Barangaroo is described as independent and strong, a leader in her own right. MP Linda Burney describes Barangaroo as “a heroine of the Australian story. She was a woman of first nations, who saw what life was like before colonisation and survived.” She was a steward who maintained the lore of the Creator to live sustainably and, unlike the colonisers, would only ever catch enough fish for her people’s immediate needs. It is documented that she witnessed the colonisers catch 4,000 salmon which was far more than any of the colonisers and the Aboriginal peoples could possibly eat and she was outraged. She also maintained culture, dignity, and her role in community when in going to the Governor’s house she walked in in her cultural dress which meant wearing nothing but being painted up. They asked her, “Where are your clothes? You can’t come in.” Barangaroo said, “This is my dress” and walked straight past them with her head held high and she sat at their table.
We acknowledge her Christ-likeness when she intervened when a convict was being flogged by British soldiers for stealing fishing gear from her clan.
When we think about the change that Barangaroo had to face we can only think in admiration and awe about how she maintained culture and womanhood through dignity and leadership.
Barangaroo was part of womanhood, sisterhood, family, community. Aunty Millie Ingram reminds us that “we are reminded through Barangaroo’s story passed down through the generations, and generations, that Aboriginal woman have fought that same fight right up until today and we’re still doing it and Barangaroo’s our legacy, she’s the one that we learn from.”
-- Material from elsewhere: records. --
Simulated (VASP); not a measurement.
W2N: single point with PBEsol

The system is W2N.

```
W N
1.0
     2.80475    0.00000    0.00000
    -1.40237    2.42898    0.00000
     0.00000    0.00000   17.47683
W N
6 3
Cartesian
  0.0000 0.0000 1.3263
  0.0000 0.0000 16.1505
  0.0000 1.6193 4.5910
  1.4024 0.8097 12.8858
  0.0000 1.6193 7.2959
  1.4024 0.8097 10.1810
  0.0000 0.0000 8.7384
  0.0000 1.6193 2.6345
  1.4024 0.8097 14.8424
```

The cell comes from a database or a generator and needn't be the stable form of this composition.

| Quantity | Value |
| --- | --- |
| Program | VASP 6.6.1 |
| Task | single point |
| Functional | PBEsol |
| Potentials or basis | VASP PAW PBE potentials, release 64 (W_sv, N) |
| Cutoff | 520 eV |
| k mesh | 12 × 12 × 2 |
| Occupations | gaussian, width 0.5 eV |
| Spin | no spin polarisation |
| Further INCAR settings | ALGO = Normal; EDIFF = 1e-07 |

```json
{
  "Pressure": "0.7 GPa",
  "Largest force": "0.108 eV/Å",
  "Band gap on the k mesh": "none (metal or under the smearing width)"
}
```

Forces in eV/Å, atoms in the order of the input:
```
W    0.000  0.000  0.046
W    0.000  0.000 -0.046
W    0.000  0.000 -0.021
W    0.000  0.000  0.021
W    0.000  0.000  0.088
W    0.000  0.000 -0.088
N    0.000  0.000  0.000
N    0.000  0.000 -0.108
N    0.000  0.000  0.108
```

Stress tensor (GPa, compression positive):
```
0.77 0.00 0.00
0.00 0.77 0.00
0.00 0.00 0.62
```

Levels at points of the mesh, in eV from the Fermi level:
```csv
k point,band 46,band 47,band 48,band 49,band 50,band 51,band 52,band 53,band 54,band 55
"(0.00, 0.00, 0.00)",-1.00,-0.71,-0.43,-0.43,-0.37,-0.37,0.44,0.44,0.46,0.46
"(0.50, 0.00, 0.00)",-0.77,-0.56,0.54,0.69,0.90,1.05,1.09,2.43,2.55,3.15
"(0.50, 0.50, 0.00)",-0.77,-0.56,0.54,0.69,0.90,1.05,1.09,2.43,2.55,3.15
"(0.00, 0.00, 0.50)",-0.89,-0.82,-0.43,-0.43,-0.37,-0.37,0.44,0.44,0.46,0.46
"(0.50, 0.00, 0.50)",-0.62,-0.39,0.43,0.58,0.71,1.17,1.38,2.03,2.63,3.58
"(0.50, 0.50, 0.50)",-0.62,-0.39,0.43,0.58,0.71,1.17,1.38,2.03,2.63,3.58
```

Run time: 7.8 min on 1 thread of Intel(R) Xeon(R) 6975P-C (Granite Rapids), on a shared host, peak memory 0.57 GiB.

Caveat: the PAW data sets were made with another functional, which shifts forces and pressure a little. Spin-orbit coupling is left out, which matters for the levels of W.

NAIDOC Week this year we got to acknowledge so many Aboriginal women. I had an overwhelming emotion of being so grateful for those Aboriginal women who have gone before me and who fought (and continue to fight) for justice, equality, and freedom – within society and within the church. I am overwhelmed by their humbleness, Christ-like humbleness. In an acknowledgement of country when we pay our respects to the Elders past, present, and future, this is who I think of – we are thanking them for their love and struggle.
There are many Aboriginal Christian women from all over this land we now call Australia who have changed my life – who have taught me about culture, language, art, theology, and how to faithfully follow Jesus through many trials and tribulations. There is Aunty Faye Gundy who lives in north Brisbane and was the Aboriginal worker when I was in High School and who taught me about identity, culture, and pride. Aunty Mary-Ann Coconut who lives in Napranum in Western Cape York who was the first Aunty I heard sing hymns in language. Aunty Rose Rigney who is from Raukkan in South Australia who is a great prayer warrior. And there are many many others.
In my NAIDOC Sermon I especially recognised two Aboriginal Christian women who have been instrumental in me standing here today. Aunty Jean Phillips and Aunty Rev Denise Champion. I acknowledge them here today and the roles they have played in the Uniting Church.
I don’t want all these Aboriginal women’s stories to be forgotten, I want the Australian church to know and value these prayer warriors, these social justice warriors, these theologians, these pastors.
It is up to us the next generation, and you, our non-Indigenous sisters from many different cultures, to follow in these Aboriginal Christian women leaders footsteps. Footsteps they have left as they pick up their cross and follow Jesus. May God give us the wisdom, strength, and courage to change Australia for the better as these women have done and will continue to do.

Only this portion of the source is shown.